Consider the potential of the one-dimensional harmonic oscillator

$$ v(x) = \frac{\omega^2}{2}x^2 $$

with eigenenergies
$$ E_n = \omega \\, (n+\frac{1}{2}) $$

and density

$$ \rho (x,n,\omega) = \frac{1}{2^n \\, n!} \sqrt{\frac{\omega}{\pi}} \exp \left(-\omega x^2 \right) \\, \left( H_n \left( \sqrt{\omega} x\right) \right)^2 $$

where $\\, H_n $ are the physicist's Hermite polynomials.

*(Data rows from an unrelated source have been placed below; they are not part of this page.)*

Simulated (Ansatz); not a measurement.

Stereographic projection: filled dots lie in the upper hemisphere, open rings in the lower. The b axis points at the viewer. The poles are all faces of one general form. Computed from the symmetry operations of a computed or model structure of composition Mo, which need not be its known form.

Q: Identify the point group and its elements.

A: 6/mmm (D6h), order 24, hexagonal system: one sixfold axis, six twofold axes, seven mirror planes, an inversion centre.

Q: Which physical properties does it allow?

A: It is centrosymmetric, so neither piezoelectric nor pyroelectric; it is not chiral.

Using AIT to obtain the energy difference between two such systems A and B with frequencies $\\, \omega_A $ and $\\, \omega_B $ proves to be difficult numerically. These numerical difficulties come from the convergence behavior of the series in $\\, \mathcal{K}(x, v_B, v_A) $ and can be evaded by adding a regulatory energy constant $\\, \Lambda_{\text{reg}} \gg \Delta E_{BA} $ to initial and final potential. The energy difference between the systems $\\, \Delta E_{BA} $ and the desnity are unaffected by this but the convergence behavior of the kernel changes towards more favorable regimes.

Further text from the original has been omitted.